Jesus had an uncanny ability to infuriate people!
On several occasions Jesus went toe-to-toe with the religious leaders and one of their “hot buttons” was what constituted work on the Sabbath. (Mk 2:23-28; 3:1-6)
Jesus used the Sabbath to heal and bless others which, while keeping with God’s original intent, angered the religious elite because it violated their rules. What we see in these encounters is Jesus putting on display two radically different spiritual paradigms. A paradigm is simply a particular way of viewing or approaching something.
One paradigm is religion, which is merely a person’s efforts to follow advice about how to secure God’s favor. It take’s many forms but all boils down to this: I receive from God what I work for or earn.
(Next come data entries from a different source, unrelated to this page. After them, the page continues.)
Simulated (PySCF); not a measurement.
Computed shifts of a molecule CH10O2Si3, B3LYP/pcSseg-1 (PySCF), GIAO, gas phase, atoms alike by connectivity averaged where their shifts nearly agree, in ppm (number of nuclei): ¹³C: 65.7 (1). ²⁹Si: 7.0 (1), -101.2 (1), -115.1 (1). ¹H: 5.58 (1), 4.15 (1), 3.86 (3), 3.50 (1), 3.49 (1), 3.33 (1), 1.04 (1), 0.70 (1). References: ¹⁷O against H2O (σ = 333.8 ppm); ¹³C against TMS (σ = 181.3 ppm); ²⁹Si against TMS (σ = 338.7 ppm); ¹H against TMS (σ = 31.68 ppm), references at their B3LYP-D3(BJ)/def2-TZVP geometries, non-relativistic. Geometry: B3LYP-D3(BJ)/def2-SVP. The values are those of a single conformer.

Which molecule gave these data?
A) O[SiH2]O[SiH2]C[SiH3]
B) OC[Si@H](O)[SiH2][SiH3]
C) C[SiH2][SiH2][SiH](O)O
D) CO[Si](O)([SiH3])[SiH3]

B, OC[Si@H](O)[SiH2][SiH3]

The other paradigm is the Gospel, which begins and ends with news. Something truly amazing has been done for us and we simply need to embrace it.
It’s sort of like this…
Suppose you had a loved one who needed a heart transplant to live and I possessed a heart that doctors could use to save them.
If I said: “If you do everything I tell you to do and do it well enough to earn my favor then I will allow you this heart to save your loved one.” That’s religion.
If I said: “Here is a heart for your loved one. I want you to have it as a gift. In fact, I’ve allowed my own son to die so that your loved one could live.” That’s the Gospel.
The Gospel is so much better than religion but the Pharisees couldn’t handle it. After one such encounter “the Pharisees went out and began to plot with the Herodians how they might kill Jesus.” (Mk 3:6) This is staggering because the Pharisees and Herodians were arch enemies!
The Pharisees fought to preserve the integrity and purity of God’s word while the Herodians were Jews who compromised in order to get along with King Herod – the Roman ruler. Their approaches to life and God were polar opposites! Tim Keller in Jesus the King sums it up well.
The “traditional values” approach to life is moral conformity—the approach taken by the Pharisees. It is that you must lead a very, very good life. The progressive approach, embodied in the Herodians, is self-discovery—you have to decide what is right or wrong for you. And according to the Bible, both of these are ways of being your own savior and lord. Both are hostile to the message of Jesus. And not only that, both lead to self-righteousness. The moralist says, “The good people are in and the bad people are out—and of course we’re the good ones.” The self-discovery person says, “Oh, no, the progressive, open-minded people are in and the judgmental bigots are out—and of course we’re the open-minded ones.”
Do these two approaches to life and God sound familiar? They should! They are how most people do life today. But Keller goes on to describe how the Gospel is different.
The gospel does not say, “the good are in and the bad are out,” nor “the open-minded are in and the judgmental are out.” The gospel says the humble are in and the proud are out. The gospel says the people who know they’re not better, not more open-minded, not more moral than anyone else, are in, and the people who think they’re on the right side of the divide are most in danger.
Which of the following are you putting your trust in?
- The keeping of certain moral standards… (Pharisees)
- The right to determine your own moral standards… (Herodians), or
- The Gospel… that we are all sinners (truth) in need of God’s forgiveness (grace) made available through Jesus’ death, burial and resurrection!